Investigating the Origin of CMB Large-Scale Features Using LiteBIRD and CMB-S4

TL;DR

Upcoming CMB missions like LiteBIRD and CMB-S4 will significantly enhance our ability to test and distinguish models explaining large-scale anomalies in the CMB, refining our understanding of the early universe.

Contribution

This study evaluates the potential of future CMB experiments to differentiate between various models addressing large-scale CMB anomalies, including primordial and late-time modifications.

Findings

LiteBIRD can distinguish between different large-scale models.

Future experiments can dismiss some anomalies as statistical fluctuations.
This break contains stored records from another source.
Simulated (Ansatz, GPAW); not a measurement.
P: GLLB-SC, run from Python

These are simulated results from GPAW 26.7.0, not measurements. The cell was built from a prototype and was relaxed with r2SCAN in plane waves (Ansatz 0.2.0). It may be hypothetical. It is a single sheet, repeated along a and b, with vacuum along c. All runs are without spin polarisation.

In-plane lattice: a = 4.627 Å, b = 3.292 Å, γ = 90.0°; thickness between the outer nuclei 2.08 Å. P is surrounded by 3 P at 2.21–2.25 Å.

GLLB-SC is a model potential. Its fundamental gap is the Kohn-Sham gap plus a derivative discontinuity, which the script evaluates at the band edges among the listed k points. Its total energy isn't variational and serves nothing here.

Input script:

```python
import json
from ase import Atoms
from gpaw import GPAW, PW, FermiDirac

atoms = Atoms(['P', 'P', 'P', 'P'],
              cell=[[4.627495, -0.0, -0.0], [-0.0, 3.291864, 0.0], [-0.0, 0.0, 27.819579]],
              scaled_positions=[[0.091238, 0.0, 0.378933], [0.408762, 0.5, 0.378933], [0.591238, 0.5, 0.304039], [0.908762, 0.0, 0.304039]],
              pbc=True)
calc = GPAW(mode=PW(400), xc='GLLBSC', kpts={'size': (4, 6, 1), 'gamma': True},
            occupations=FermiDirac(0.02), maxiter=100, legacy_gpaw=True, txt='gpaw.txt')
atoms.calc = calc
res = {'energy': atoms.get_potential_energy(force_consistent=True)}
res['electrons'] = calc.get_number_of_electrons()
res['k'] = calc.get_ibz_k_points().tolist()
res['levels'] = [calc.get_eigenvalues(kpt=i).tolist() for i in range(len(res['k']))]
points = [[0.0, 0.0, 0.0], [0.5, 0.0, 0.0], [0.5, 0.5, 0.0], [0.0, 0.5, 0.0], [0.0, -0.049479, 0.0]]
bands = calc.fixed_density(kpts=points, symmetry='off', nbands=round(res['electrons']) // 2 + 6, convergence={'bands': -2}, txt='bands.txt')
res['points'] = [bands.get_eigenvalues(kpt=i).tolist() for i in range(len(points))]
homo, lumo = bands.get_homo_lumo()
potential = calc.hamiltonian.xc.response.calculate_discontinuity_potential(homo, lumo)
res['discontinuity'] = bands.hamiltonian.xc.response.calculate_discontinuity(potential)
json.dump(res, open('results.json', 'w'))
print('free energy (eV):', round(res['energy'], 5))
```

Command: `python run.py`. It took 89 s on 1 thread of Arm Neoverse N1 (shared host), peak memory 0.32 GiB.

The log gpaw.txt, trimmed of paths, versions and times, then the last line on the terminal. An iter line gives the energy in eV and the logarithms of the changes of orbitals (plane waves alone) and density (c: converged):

Dark Dimension scenario is strongly constrained by current data.

Abstract

Several missions following Planck are currently under development, which will provide high-precision measurements of the Cosmic Microwave Background (CMB) anisotropies. Specifically, measurements of the E modes will become nearly limited by cosmic variance, which, especially when considering the sharpness of the E-mode transfer functions, may allow for the ability to detect deviations from the concordance model in the CMB data. We investigate the capability of upcoming missions to scrutinize models that have been proposed to address large-scale anomalies observed in the temperature spectra from WMAP and Planck. To this purpose, we consider four benchmarks that modify the CMB angular power spectra at large scales: models producing suppression, a dip, and amplification in the primordial scalar power spectrum, as well as a beyond-Lambda CDM prescription of dark energy. Our analysis shows that large-scale measurements from LiteBIRD will be able to distinguish between various types of primordial and late-time models that predict modifications to the angular spectra at these scales. Moreover, if these deviations from the standard cosmological model are determined to be systematic and do not reflect the true universe model, future experiments could potentially dismiss these features as statistical fluctuations. We also show that additional measurements from CMB-S4 can impose more stringent constraints by probing correlated signals that these models predict at smaller scales (l>100). A byproduct of our analysis is that a recently proposed "Dark Dimension" scenario, featuring power amplification at large scales, is strongly bound by current data, pushing the deviation from the standard model to unobservable scales. Overall, our results demonstrate that future CMB measurements can provide valuable insights into large-scale anomalies that are present in the current CMB data.